Maltese and Cypriot MEPs vote against tax harmonisation in EU
Maltese MEPs and their Cypriot counterparts have voted against a report which urges the European Union to introduce tax convergence and harmonisation among all EU member states.
The vote passed with 500 votes in favour, 122 against and 81 abstentions.
Head of the Maltese Labour Delegation, Alfred Sant, said that tax competition should remain part of the limited array of decision tools available to national economies.
Speaking before the vote at the European Parliament in Strasbourg Sant said he agreed with all proposals in this report which make recommendations regarding an improvement in transparency related to the taxation measures applying in EU member states.
The report, ‘Bringing transparency, coordination and convergence to corporate tax policies’ was presented by MEPs Annelise Dodds (S&D) and Ludek Niedermayer (EPP).
“I fully support measures uniquely designed to promote full transparency in national tax treatments,” he said.
“However the report basically proposes measures that implicitly or explicitly promote moves that on an EU wide basis would introduce tax convergence and harmonisation.”
He added that this suggestion goes against the interests of smaller economies of the union, which lack the endowments of the larger economies.

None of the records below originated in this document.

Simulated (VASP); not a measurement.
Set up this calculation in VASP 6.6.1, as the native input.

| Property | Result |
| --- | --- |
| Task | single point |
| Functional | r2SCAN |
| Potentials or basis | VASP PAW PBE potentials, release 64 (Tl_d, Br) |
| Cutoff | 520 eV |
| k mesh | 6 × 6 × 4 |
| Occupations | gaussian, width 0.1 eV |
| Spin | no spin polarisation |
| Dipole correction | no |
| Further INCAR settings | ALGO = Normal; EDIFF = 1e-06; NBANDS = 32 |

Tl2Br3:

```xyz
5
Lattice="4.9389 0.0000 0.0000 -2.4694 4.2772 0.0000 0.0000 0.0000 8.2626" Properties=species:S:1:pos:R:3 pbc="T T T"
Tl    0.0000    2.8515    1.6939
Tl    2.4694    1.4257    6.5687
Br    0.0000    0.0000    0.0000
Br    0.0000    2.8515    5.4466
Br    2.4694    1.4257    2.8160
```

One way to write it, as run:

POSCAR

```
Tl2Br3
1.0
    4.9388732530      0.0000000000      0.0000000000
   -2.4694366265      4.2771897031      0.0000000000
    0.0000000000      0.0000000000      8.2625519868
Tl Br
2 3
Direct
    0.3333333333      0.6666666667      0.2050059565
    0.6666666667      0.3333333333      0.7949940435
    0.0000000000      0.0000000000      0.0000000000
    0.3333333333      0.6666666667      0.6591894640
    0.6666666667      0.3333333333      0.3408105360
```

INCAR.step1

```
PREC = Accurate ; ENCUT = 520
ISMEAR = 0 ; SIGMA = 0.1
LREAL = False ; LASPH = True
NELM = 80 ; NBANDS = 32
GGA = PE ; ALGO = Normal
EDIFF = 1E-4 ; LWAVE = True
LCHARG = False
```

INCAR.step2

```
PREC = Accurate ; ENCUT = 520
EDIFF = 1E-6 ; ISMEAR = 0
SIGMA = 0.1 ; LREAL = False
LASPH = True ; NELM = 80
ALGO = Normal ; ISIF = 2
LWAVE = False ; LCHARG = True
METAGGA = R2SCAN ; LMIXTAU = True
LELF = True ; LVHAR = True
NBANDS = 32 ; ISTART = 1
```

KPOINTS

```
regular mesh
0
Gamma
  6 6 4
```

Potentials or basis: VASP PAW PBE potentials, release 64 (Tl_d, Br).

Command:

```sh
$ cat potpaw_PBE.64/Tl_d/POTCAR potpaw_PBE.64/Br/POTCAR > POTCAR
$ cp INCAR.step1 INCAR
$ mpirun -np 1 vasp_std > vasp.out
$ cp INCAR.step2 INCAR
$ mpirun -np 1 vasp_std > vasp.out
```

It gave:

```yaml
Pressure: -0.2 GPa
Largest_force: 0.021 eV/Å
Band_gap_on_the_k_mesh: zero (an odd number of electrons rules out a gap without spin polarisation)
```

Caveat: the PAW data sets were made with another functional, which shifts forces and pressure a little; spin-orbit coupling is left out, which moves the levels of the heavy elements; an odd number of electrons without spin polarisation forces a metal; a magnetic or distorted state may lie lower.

“Their flexibility in policy making is already constrained among others, by the convergence in VAT rates, state aid rules, the single currency, the six pack/two pack rules applied to their budgets,” he added.
Sant said that as a result, structural divergences between parts of the union have grown, not diminished.
“Reducing the tax flexibility of such economies would further increase these disparities, which is unfair, dysfunctional and unacceptable,” he added.